- The Archives and Rare Books Library at the University of Cincinnati has received a $200,000 grant from the Marge and Charles J. Schott Foundation. The funds will be used for "facility and furnishing upgrades."
- The University of Calgary has purchased a collection of four early texts of Biblical scholarship by Nicholas of Lyra, which the university librarian called "probably the most famous early comment on the Bible." The library paid $45,000 for the collection.
- Hamilton College was awarded the Outstanding Project for 2007 prize from the Communal Societies Association for its "digitization of the Shaker periodical, variously titled The Shaker, Shaker and Shakeress, The Shaker Manifesto and The Manifesto. This publication ran from 1871 until 1899 and shared religious and political opinions between Shaker communities from Maine to Kentucky."
- An 8-centimeter fragment of a parchment Bible, the "1087-year-old Aleppo Codex[,] will be given to a representative of the Ben Zvi Institute in Jerusalem on Thursday, following 18 years during which Israeli scholars tried to retrieve it from businessman Sam Sabbagh," Haaretz reports. The small fragment was saved from a burning synagogue in 1947. Much more background on the text at the linked article.
- British fashion mogul Tom Tar Singh has donated 'to the Indian nation' a collection of Gandhi letters he purchased at Sotheby's earlier this year (for more than $90,000). The transfer was made on Monday "at the Nehru Memorial Museum and Library (NMML), which became [the collection's] official recipients. The manuscripts, which include a series of articles, postcards and letters by Gandhi, were received by Dr Karan Singh, Chairman of the Executive Council, NMML."

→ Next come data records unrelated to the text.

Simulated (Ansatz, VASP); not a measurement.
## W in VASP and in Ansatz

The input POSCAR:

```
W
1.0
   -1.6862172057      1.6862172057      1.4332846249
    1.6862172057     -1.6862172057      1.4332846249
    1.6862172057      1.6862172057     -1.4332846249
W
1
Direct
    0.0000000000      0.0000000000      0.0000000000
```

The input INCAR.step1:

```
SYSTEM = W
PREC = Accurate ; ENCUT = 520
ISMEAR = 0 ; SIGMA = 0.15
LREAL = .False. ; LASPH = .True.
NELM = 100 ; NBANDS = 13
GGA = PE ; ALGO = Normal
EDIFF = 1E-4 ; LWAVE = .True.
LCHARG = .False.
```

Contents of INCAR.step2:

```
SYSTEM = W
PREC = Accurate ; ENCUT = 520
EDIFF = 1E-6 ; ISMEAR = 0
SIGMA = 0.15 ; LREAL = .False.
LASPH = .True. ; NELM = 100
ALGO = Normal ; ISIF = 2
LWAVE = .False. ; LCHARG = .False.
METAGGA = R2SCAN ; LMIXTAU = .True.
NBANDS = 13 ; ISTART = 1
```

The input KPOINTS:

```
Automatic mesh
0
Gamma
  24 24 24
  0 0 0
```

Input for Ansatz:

- Two leather-bound photo albums showing art looted by the Nazis as they ravaged Europe during the early years of World War II have been given to the U.S. National Archives. The albums "contain photos from which Hitler and his curators could choose art for the Fuhrer's art museum in Linz." Archivist of the United States Alan Weinstein said the albums could help researchers locate looted works of art which are still missing. They "were found in the attic of the heirs of a US soldier who was stationed in the Berchtesgarden area of Germany at the end of the war in 1945," and were donated to the Archives by Robert Edsel, president of the Monuments Men Foundation for the Preservation of Art.